Kent D Randell
Kent Randell is College Archivist at St. Mary’s College of Maryland. He will be teaching a 2-credit course, Introduction to Archives and Information Science, in the Fall of 2015. This class will be offered in the Museum Studies Department.
- 2000 - B.A. - History - Northern Michigan University
- 2000 - B.A. - General Psychology - Northern Michigan University
- 2008 - M.S.I - Archives and Records Management - University of Michigan
Areas of Expertise
- Archives and Information Science
Book Chapter in "Identity Palimpsests: Ethnic Archiving in the United States and Canada"

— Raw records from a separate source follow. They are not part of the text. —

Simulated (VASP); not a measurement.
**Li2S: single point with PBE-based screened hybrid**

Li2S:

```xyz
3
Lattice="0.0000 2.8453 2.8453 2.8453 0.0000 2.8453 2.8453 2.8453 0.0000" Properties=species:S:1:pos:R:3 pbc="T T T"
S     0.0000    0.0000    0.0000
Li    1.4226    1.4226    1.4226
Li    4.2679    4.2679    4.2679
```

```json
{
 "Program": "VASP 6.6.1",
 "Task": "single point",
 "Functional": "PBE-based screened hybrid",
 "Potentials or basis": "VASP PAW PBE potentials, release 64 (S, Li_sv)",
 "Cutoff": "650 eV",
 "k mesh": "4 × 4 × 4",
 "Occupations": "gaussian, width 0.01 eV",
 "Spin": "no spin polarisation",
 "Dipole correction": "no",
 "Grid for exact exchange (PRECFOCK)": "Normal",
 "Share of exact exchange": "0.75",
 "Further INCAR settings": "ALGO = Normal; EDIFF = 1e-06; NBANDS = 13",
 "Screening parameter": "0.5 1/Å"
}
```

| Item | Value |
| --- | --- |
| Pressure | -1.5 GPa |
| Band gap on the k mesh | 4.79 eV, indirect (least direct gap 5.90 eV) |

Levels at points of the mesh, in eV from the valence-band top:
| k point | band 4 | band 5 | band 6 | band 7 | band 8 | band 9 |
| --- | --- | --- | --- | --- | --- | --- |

No Bottleneck Here: The Role of Physical and Cultural Place in Finnish American Archival Collections.
Although the Finns do not make up a large American ethnic group, there are two large repositories for Finnish American archival collections: the Finnish American Historical Archive and Museum (FAHAM), housed in the Finnish American Heritage Center at Finlandia University (formerly Suomi College) in Hancock, Michigan; and the Finnish collections at the Immigration History Research Center (IHRC) in Minneapolis, Minnesota. Additionally, there are Finnish holdings at a variety of other archives, including Northern Michigan University, the Bentley Historical Library, the Iron Range Research Center, the Minnesota Historical Society, and the National Archives.
The chapter compares the FAHAM and the IHRC, detailing their complementing strengths and weakness as different types of institutions (a private, religious university versus a state-run university), distinctive geographic locations (the centrally-located IHRC versus the remote FAHAM), and the role that having staff with Finnish language skills has assisted the FAHAM. The chapter also discusses the cooperative efforts that have recently taken place between the FAHAM and the IHRC, and the recent efforts that Finlandia University, which is no longer a seminary, to broaden its collection foci. Another element to consider is that some historical Finnish-American donors viewed themselves as ‘American,” not necessarily ‘Finnish-American.’